Do women make better leaders?

Women aren't intrinsically superior leaders -- but if we had the chance, we might at least screw everything up differently.

Published October 24, 2008 5:37PM (EDT)

I was prepared to hate this opinion piece by Elisabeth Eaves, given that the headline is "Women Don't Make Better Leaders," and it appears in Forbes, which is not so much at the vanguard of feminist thought. Fortunately, for once, my expectations were too low -- I actually think Eaves is pretty right on.

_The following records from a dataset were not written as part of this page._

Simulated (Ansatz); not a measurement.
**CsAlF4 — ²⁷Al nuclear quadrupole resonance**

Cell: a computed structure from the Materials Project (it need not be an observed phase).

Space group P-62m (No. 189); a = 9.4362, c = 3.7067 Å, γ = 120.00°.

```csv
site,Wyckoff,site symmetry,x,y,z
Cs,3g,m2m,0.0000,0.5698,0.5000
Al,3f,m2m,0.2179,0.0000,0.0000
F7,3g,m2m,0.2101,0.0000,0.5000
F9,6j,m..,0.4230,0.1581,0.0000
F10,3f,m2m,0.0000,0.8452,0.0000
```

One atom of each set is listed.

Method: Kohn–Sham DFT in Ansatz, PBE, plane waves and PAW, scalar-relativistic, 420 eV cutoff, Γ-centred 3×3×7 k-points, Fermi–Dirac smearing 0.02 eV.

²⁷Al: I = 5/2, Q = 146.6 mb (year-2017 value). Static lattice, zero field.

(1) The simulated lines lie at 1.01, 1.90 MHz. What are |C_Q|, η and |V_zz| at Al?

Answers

"In tough times, it's tempting to think that there must be some whole class of people who wouldn't have screwed things up as badly," Eaves writes. But we must remember that the kind of person who would be interested in leading the free world is usually not the nurturing earth mother type. "Power attracts people who like power, and they share certain qualities with one another regardless of gender. There's no reason to imagine, for example, that if women ran Wall Street it would all be different, because you wouldn't work your way to the high reaches of high finance if you didn't possess a certain amount of greed and ruthlessness to begin with. If you are a woman driven to run for high office or make billions of dollars, you probably share leadership traits with men who have those same goals." Or, as Gore Vidal put it, "Any American who is prepared to run for president should automatically, by definition, be disqualified from ever doing so."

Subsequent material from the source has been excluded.